Visual Place Recognition in Changing Environments
The picture below illustrates the idea of place recognition: An autonomous robot that operates in an environment (for example our university campus) should be able to recognize different places when it comes back to them after some time. This is important to support reliable navigation, mapping, and localisation. Robust place recognition is therefore a crucial capability for an autonomous robot.
The problem of visual place recognition gets challenging if the visual appearance of these places changed in the meantime. This usually happens due to changes in the lighting conditions (think day vs. night or early morning vs. late afternoon), shadows, different weather conditions, or even different seasons. We develop algorithms for vision-based place recognition that can deal with these changes in visual appearance.
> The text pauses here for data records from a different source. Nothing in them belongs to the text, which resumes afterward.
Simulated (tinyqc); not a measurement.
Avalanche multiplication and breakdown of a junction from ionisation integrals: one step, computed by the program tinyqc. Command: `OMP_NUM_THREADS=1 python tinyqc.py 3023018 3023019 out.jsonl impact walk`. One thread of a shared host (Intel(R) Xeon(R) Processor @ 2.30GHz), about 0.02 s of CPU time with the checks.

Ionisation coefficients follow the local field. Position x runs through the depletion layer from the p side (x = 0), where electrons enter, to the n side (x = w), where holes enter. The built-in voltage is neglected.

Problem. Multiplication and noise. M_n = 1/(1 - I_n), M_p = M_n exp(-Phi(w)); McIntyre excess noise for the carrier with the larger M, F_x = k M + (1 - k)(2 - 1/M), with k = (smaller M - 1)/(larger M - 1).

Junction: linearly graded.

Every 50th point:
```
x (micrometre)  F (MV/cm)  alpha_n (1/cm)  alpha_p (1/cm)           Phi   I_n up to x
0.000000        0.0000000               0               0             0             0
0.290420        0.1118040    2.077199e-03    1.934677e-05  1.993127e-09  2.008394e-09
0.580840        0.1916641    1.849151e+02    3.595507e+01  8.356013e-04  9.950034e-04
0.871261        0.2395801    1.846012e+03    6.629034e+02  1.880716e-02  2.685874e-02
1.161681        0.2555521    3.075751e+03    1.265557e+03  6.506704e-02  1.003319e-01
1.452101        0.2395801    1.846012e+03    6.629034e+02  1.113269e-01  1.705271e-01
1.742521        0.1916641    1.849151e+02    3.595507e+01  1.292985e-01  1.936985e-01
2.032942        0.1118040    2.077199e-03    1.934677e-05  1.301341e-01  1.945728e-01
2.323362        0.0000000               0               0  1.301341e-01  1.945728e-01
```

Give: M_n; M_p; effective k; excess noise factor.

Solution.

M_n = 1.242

A general overview of the topic can be found in our survey paper:
-
Visual Place Recognition: A Survey Transactions on Robotics (TRO), 2015.
This paper presents a survey of the visual place
recognition research landscape. We start by introducing the
concepts behind place recognition – the role of place recognition
in the animal kingdom, how a “place” is defined in a robotics
context, and the major components of a place recognition system.
We then survey visual place recognition solutions for
environments where appearance change is assumed to be
negligible. Long term robot operations have revealed that
environments continually change; consequently we survey place
recognition solutions that implicitly or explicitly account for
appearance change within the environment. Finally we close with
a discussion of the future of visual place recognition, in particular
with respect to the rapid advances being made in the related
fields of deep learning, semantic scene understanding and video
description.
Convolutional Networks for Place Recognition under Challenging Conditions (ongoing since 2014)
In two papers published at RSS and IROS 2015 we explored how Convolutional Networks can be utilized for robust visual place recognition. We found that the features from middle layers of these networks are robust against appearance changes and can be used as change-robust landmark descriptors. Since then, Sourav Garg has pushed the topic forward with publications at ICRA and RSS 2018.
Publications
-
Probabilistic Appearance-Invariant Topometric Localization with New Place Awareness IEEE Robotics and Automation Letters (RA-L), 2021.
We present a new probabilistic topometric localization system which incorporates full 3-dof odometry into the motion model and furthermore, adds an “off-map” state within the state-estimation framework, allowing query traverses which feature significant route detours from the reference map to be successfully localized. We perform extensive evaluation on multiple query traverses from the Oxford RobotCar dataset exhibiting both significant appearance change and deviations from routes previously traversed.
[arXiv]
-
Probabilistic Visual Place Recognition for Hierarchical Localization IEEE Robotics and Automation Letters (RA-L), 2021.
We propose two methods which adapt image retrieval techniques used for visual place recognition to the Bayesian state estimation formulation for localization. We demonstrate significant improvements to the
localization accuracy of the coarse localization stage using our methods, whilst retaining state-of-the-art performance under severe appearance change. Using extensive experimentation on the Oxford RobotCar dataset, results show that our approach
outperforms comparable state-of-the-art methods in terms of precision-recall performance for localizing image sequences. In addition, our proposed methods provides the flexibility
to contextually scale localization latency in order to achieve these improvements.
[arXiv]
-
Semantic–geometric visual place recognition: a new perspective for reconciling opposing views The International Journal of Robotics Research (IJRR), 2022.
We propose a hybrid image descriptor that semantically aggregates salient visual information, complemented by appearance-based description, and augment a conventional coarse-to-fine recognition pipeline with keypoint correspondences extracted from within the convolutional feature maps of a pre-trained network. Finally, we introduce descriptor normalization and local score enhancement strategies for improving the robustness of the system. Using both existing benchmark datasets and extensive new datasets that for the first time combine the three challenges of opposing viewpoints, lateral viewpoint shifts, and extreme appearance change, we show that our system can achieve practical place recognition performance where existing state-of-the-art methods fail.
-
Look No Deeper: Recognizing Places from Opposing Viewpoints under Varying Scene Appearance using Single-View Depth Estimation In Proc. of IEEE International Conference on Robotics and Automation (ICRA), 2019.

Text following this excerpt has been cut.